Summer 1983

I know it was summer because my room was warm and I was wearing shorts. I know it was before my little brother was born because my room was what would become his room but it was still mine.

I don’t believe this happened while my mom was pregnant with him, but I’m not sure I knew enough to know the difference – so this could have been summer of 1984.

I was playing in my room. Either time or minimal (or unknown or even non existent) significance have erased the detail of what it was triggered this incident.

Mom walked in to my room and it was like a darkness had eclipsed the sunlight that normally enveloped my room.

I knew, even then, that there was a difference–a staleness–in the air. The feeling I connect to when I think about my bedroom is overwhelming happiness. Sunshine, warmth, safety.

This difference was taking all of the oxygen out of the room.

I was playing on the floor in the middle of my room, as I often did.

I noticed The Difference as she entered my room.

She started angrily shuffling things around in my room, muttering something. It did not seem directed at me so I did not engage in conversation.

I also didn’t move out of her way.

In one smooth motion she grabbed me by the arm and I felt the weight of my body leave me.

The next thing I knew I was on the floor, on my back, and I couldn’t breathe.

It all happened so fast and unexpectedly–and unpredictably–that I couldn’t comprehend what had even happened.

I could see her face.

There was so much rage on it.

But I couldn’t breathe. I squawked to make as much sound as I could to draw attention to my situation while I gasped for air.

She looked down at me.

I know I was expecting to see sympathy, but there was none.

She reached down with both hands, her long nails digging in to my sides.

Again, in what seemed like one smooth instantaneous motion–WHAM!

Down on the floor again.

I was only beginning to catch my breath from the first time, this second body slam took my 3-year-old lungs back to zero.

I squawked, helplessly. Writhing, wriggling, pleading with my face.

She turned and refocused her energy on Whatever It Was.

Tears rolled down my cheeks and as I could start to take small breaths I bellowed, “I”, “Can’t”, “Breathe”.

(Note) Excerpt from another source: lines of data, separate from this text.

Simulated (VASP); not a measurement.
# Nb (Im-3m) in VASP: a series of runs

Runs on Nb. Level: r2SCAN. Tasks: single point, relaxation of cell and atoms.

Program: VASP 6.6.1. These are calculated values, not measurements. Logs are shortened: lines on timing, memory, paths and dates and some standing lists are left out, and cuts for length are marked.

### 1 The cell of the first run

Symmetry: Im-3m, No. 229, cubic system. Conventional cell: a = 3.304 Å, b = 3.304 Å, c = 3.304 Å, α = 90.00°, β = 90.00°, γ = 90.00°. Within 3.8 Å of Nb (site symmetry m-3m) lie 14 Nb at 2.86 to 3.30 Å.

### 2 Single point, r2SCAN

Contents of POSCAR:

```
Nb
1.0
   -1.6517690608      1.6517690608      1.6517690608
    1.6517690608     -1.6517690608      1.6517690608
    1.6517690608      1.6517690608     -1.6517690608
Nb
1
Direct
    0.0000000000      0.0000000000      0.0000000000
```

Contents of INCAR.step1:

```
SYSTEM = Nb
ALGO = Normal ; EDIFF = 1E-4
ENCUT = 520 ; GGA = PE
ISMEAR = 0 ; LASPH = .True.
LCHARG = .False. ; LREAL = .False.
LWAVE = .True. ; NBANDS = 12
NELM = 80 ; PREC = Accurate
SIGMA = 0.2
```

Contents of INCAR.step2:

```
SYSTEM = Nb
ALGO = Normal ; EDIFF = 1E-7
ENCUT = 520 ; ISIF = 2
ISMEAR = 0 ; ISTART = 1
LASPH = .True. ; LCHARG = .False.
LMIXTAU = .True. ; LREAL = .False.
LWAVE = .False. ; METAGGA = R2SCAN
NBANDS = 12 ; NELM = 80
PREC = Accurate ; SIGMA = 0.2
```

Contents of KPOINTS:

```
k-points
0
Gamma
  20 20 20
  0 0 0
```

I distinctly remember thinking and believing that if she knew that I couldn’t breathe her behavior would change. This felt serious! She must not have known that I couldn’t breathe.

Her attention snapped back in to focus on me.

“You can’t breathe?”

Her face and the tone of which she replied did not match what I felt was the gravity of my situation.

“I can’t breathe!” I managed to connect in one breath.

I was panicking. Would I ever be able to breathe normally again? Was I dying?

She came after me again, astonishingly still filled with rage.

I knew what to expect this time. I closed my eyes hard, pressing my chin in to my chest in preparation, pulling my body in to a ball.

She picked me up, again, her nails digging in to me, despite my will to make myself as heavy as I could, I felt my body leave the floor and then again–WHAM! Instantly back to the floor, and I was flat on my back again.

I must have been able to make some sort of noise or the general commotion captured the attention of my big brother Frank.

I spread out again on to my back, crying between tiny gasps of air on the floor, desperate to breathe–to live.

I don’t recall the detail of the argument that transpired between the two of them but they were yelling at each other. What ever words did exchange resulted in her chasing him down the hall and then down the stairs.

As soon as I could recover enough breath to do so, I got up, closed my door, and hid under my bed.

The feelings I can connect to were fear and confusion.


This is one of those stories that I have difficulty telling.

When my children were each this age, and as a full grown adult myself, I could not imagine repeating those same actions.

I was a tiny kid. I would have weighed 25 pounds max.

Writing this now I definitely am astonished at my own disconnection of myself to what happened.

Were my own kids to tell me such a thing occurred to them I would be seeking blood. Even my own brothers–if this were their story I would be so mad I wouldn’t be able to see or think straight.

When I think about it from my own perspective, I am not.

I have so deeply compartmentalized and disconnected myself from what happened that I can’t really see it any other way, besides connecting to my childhood feelings of confusion and fear.

I can remember exactly how it felt to not be able to breathe.

She could have killed me.

Somehow I have blurred the lines between right and wrong and settled on “It’s ok that that happened to me.”

Because I did not die, I lived?

Because it did not seem personal, she was in a fit of rage?

Is it even plausible that I could have had that figured out about people–about her–at such a young age?

I was there. I felt, and experienced all of it and yet–I am not mad that this happened on my own behalf. Then, or even now. And never have been.

Completely removing myself and looking back at it outside myself, that seems odd.